In [None]:
%config Completer.use_jedi = False

In [None]:
import numpy as np
import pandas as pd
import seaborn as sns

import matplotlib.pyplot as plt
from matplotlib.pyplot import imshow, imread

from sklearn.model_selection import train_test_split, StratifiedKFold, KFold
from sklearn.metrics import mean_squared_error, accuracy_score, roc_auc_score
from sklearn.decomposition import PCA
from sklearn.preprocessing import StandardScaler
from sklearn.cluster import KMeans
from sklearn.mixture import GaussianMixture
from sklearn.impute import SimpleImputer
import scikitplot as skplt

import scipy.stats as stats

import lightgbm as lgb
import warnings

import optuna

In [None]:
R_SEED = 37

#### Additional ann dataset
My excursion with neural net ended with bad result. In try to get something out of it, I collected data from layer before the last. So, version1 of this dataset has 32 features and version2 has 16 features. Dataset is [public](https://www.kaggle.com/ivankontic/0042-ann32ds-tps-sep-2021), if someone want to try.

In [None]:
submission_ex = pd.read_csv('/kaggle/input/tabular-playground-series-sep-2021/sample_solution.csv')
train_data_a = pd.read_csv('/kaggle/input/tabular-playground-series-sep-2021/train.csv')
test_data_a  = pd.read_csv('/kaggle/input/tabular-playground-series-sep-2021/test.csv')
train_data_b = pd.read_csv('/kaggle/input/0042-ann32ds-tps-sep-2021/train_data_nn_features.csv')
test_data_b  = pd.read_csv('/kaggle/input/0042-ann32ds-tps-sep-2021/test_data_nn_features.csv')

In [None]:
target_data = train_data_a[['claim']].copy()
train_data_a.drop(['id', 'claim'], axis=1, inplace=True)
submit_data = test_data_a[['id']].copy()
test_data_a.drop(['id'], axis=1, inplace=True)

In [None]:
all_data = pd.concat([train_data_a, test_data_a])
all_data.reset_index(drop=True, inplace=True)

In [None]:
all_n_missing = all_data.isna().sum(axis=1)
all_std = all_data.std(axis=1)

In [None]:
all_data_normalized = StandardScaler().fit_transform(all_data)
all_data = pd.DataFrame(all_data_normalized, columns=all_data.columns)
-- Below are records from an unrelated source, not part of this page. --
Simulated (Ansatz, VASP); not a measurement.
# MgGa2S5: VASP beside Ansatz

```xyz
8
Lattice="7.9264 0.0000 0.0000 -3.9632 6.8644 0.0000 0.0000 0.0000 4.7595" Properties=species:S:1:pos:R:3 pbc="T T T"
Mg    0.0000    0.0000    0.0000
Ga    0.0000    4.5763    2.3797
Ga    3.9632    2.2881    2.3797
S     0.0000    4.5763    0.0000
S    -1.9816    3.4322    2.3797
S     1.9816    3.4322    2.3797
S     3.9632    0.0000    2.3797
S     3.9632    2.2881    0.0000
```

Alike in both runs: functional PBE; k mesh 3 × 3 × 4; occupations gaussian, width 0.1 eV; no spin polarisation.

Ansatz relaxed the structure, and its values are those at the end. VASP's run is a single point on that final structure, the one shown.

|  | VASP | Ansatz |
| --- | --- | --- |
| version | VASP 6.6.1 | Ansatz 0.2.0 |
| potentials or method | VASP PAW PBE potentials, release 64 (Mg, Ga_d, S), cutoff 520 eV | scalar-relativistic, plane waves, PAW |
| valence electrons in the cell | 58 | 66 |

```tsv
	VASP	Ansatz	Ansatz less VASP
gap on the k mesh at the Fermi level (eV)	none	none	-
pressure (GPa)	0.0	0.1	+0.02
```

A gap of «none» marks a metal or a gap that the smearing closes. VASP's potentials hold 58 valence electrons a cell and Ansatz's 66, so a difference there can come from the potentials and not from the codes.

I decided to not do anything with missing values (for now). Let lgbm deal with it.

In [None]:
##### all_data['n_missing'] = all_n_missing
##### all_data['std'] = all_std

# imputer = SimpleImputer(strategy='constant', fill_value=0) # add_indicator=True, 

# old_features = list(all_data.columns)
# all_data = pd.DataFrame(imputer.fit_transform(all_data))
# features = old_features # + ['ind_for_' + str(e) for e in imputer.indicator_.features_]
# all_data.columns = features

In [None]:
train_data_a, test_data_a = all_data.iloc[:train_data_a.shape[0],:].copy(), all_data.iloc[train_data_a.shape[0]:,:].copy()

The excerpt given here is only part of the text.